But I still find the suffering and sadness so extreme that I find it hard to attribute that to some historic sin. Things were dying in our world, long before humans even evolved. The world still seems to have been 'fallen' or 'mortal' then.
In the face of the death of a baby, I don't find it easy to attribute the blame to 'sin'. It just seems like we're born mortal and frail.
But yes, at least I do agree, that in eternity, the perishable body is clothed in immortality. And we are made new and whole.
And yes, I love that passage in Romans 8, about how the whole of creation is aching and straining on tiptoe, waiting to see the children of the Holy One entering upon that wholeness. All creation awaits interpretation and completion and wholeness in eternity.
Meanwhile, sooner than just take on board the doctrine of Original Sin, I hear instead those words of the prophet:
"Comfort you, comfort you, my people" - the voice of the Eternal One speaking tenderly... repudiating this passing world of sin and selfishness and frail mortality and suffering...

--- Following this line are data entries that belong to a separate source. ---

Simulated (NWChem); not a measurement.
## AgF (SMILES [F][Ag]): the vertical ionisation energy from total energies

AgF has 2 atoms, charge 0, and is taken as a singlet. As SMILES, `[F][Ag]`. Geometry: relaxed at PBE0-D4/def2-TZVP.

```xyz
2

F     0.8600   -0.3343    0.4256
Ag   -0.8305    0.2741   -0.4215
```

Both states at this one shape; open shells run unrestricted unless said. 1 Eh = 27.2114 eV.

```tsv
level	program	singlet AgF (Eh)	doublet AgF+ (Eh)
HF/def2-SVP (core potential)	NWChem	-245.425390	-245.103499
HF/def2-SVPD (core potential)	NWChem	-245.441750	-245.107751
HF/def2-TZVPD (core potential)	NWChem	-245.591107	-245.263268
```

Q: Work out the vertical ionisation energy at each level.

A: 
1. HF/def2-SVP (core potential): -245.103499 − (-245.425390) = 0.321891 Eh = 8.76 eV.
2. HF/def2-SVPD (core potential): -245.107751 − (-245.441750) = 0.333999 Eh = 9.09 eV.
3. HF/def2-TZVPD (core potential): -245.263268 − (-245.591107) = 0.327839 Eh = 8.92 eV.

One who will not stay high and set apart, but comes down to dwell alongside us, and know that suffering, and that mortality.
Is this fallen world all the result of Adamic sin? Then why did the dinosaurs die out before us, if death had not yet entered the world?
I'm not trying to deny the terrible consequences of our sin and selfishness, and how it hurts people. That much I acknowledge as demonstrable truth.
Whether all mortality and suffering (the death of a baby for example) is the consequence of sin - I find that much harder to intellectually or emotionally grapple with.
The mainstream christian teaching is certainly that the two are linked. I don't deny that. I'm just being honest and saying that I find the link difficult, sometimes to accept on either an intellectual or a moral level.
When a baby dies at birth, is it really because ancestors have sinned, or is it because that's just the world we're placed in, and - in a way - the creator is more responsible than us for deaths like that?